Once Devtron is installed, we can start deploying applications. All CI/CD pipelines and configurations will be done via the Devtron UI without any code. We'll tell you how in this post!

We have our clusters in place and Devtron set up! If you aren't with us till here, we'd say have a look at our previous posts and you'll be up to speed.

In this post, we are finally deploying! And believe it or not, we're writing zero code. None! Nada! We're going to use Devtron of course! You'll soon find out how. Keep on reading!

Get Ready

To start off with application deployments, we'll tell you a little bit about how our CI/CD pipelines will work.

We have a simple microservice called <"> that has a single endpoint (the root endpoint).  The code repository can be found within our GitHub account. What we want to achieve is that our microservice should be deployed onto our dev and prod environments and the API endpoint exposed over the "/" route.

Now here's the CI part (continuous integration)

Whenever a push action takes place onto our "main" branch in GitHub, our CI pipeline should clone our repository and build a Docker image that's specified in a Dockerfile within our repository. The resulting image will then be pushed to our Dockerhub account by the CI process.

And for the CD part:

Once the CI process is complete, the CD process will take over and will deploy the application to our dev and prod clusters.

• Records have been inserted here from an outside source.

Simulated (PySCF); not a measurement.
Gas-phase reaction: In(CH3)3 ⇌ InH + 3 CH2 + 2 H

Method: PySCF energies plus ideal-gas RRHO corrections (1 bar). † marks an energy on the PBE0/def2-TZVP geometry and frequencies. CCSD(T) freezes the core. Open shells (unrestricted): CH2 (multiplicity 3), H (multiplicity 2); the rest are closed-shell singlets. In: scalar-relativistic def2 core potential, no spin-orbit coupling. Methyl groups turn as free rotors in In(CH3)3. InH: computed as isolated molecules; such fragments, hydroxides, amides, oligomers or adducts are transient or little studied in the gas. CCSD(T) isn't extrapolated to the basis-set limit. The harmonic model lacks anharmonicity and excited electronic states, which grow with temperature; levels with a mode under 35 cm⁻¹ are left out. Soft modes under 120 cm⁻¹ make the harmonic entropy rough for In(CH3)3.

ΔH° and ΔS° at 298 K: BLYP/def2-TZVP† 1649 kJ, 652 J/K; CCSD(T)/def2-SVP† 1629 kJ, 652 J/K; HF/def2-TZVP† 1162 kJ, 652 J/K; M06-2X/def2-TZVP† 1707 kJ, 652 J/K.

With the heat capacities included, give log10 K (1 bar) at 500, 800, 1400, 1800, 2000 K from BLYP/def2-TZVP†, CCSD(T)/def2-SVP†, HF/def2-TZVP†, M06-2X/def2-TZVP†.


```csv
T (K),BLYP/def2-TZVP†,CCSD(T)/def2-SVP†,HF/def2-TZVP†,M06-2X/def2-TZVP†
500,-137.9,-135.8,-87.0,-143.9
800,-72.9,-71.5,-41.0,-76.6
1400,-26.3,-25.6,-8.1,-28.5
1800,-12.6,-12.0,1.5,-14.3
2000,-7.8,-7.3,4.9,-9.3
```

Both of these will take place automatically once we do a git push onto our repository. But we also should be allowed to trigger a deployment manually if the need arises.  

PS: Both of our environments, dev, and prod, are Kubernetes clusters on GCP (GKE).

Step 1: Global configurations

Even before the application comes into the picture, we need to define a few global configurations. These are just a few common things like your Git account and Docker registry credentials and all the Clusters.  

Add a Git Provider

An additional step is to create projects. Applications are grouped into projects which means we can have multiple projects that have multiple applications.

Add a cluster and environment

The cluster that Devtron is running on is the default cluster. Devtron also creates a default environment called "devtron-demo". An environment within a cluster will always map to a Kubernetes namespace for the cluster.

Devtron currently supports ECR and DockerHub. If you use any other registry, you just need to add the registry URL along with your credentials

Step 2: Create an Application

Once the Global Configurations are complete, you can start configuring applications that have to be deployed.

The application will always belong to a project but can be deployed to multiple clusters and environments.

Next, we add the Dockerhub repository details. Once we do that, we see our app's deployment template.

Before we hit "Save", we need to edit this template...

There are a few other steps like defining secrets and config maps along with overrides for each environment. But here, we are keeping it as minimal and simple as possible. You can definitely refer to Devtron's documentation for more details.

We then create our CI/CD pipelines. First the CI .......

..... And then CD

This particular CD pipeline will deploy to our dev environment. We can create another one for our prod environment in the same manner.

Dev Deployment

Time to deploy to Dev environment. Although deployment will be triggered automatically when there is a push action on the main branch of our repo, we can still do a manual deployment

We'll let our CI pipeline do the work! Once it's done, we can start the CD pipeline

"Healthy". That's the status we should see once a deployment is successful. And see, we are successful in deploying our app to the dev environment!

The "App Details" page is pretty informative, eh?

Deployment looks fine. But how do we test out the service? Simple. Run this command:

kubectl get svc -n helloworld

By the way, "helloworld" is the namespace that we're deploying our application to. We'll see the output in this format (This one's empty because we're just should you the format)

The value under the "External IP" section will the URL for our service. For example,  we got the IP value as 34.138.199.202. All we had to do was:

Our API works! We're one major deployment down! Next stop. Production!

Prod Deployment

We're good with the dev environment. But remember there's prod too. Ah but you see our dev cluster has Devtron running on it. But prod doesn't have that. So do we install Devtron again on prod? Well no. The good news is, Devtron can easily deploy to external clusters!

Don't worry, we're giving you the precious commands here:

Get the Kubernetes Server URL:

kubectl config view -o jsonpath='{"Cluster name\tServer\n"}{range .clusters[*]}{.name}{"\t"}{.cluster.server}{"\n"}{end}'

Get the Bearer Token

# CREATE A NEW SERVICE ACCOUNT

kubectl create serviceaccount devtron-sa

# CREATE A CLUSTERROLEBINDING FOR THE SERVICE ACCOUNT
kubectl create devtron-binding --clusterrole=cluster-admin --serviceaccount=default:devtron-sa

# GET THE TOKEN FOR THE SERVICE ACCOUNT

TOKEN=$(kubectl get secrets -o jsonpath="{.items[?(@.metadata.annotations['kubernetes\.io/service-account\.name']=='devtron-sa')].data.token}"|base64 --decode)
echo $TOKEN

Once we have the Kubernetes server URL and the Beare token, we can connect to the prod cluster from Devtron.

Once the cluster is set up, the remaining steps are pretty much the same. We create a new CD pipeline for the prod environment and just trigger a deployment to our cluster. The same way we did for the dev environment. And viola, the application is up on prod too! (Test it out the same way as dev using kubectl get svc -n <namespace> ).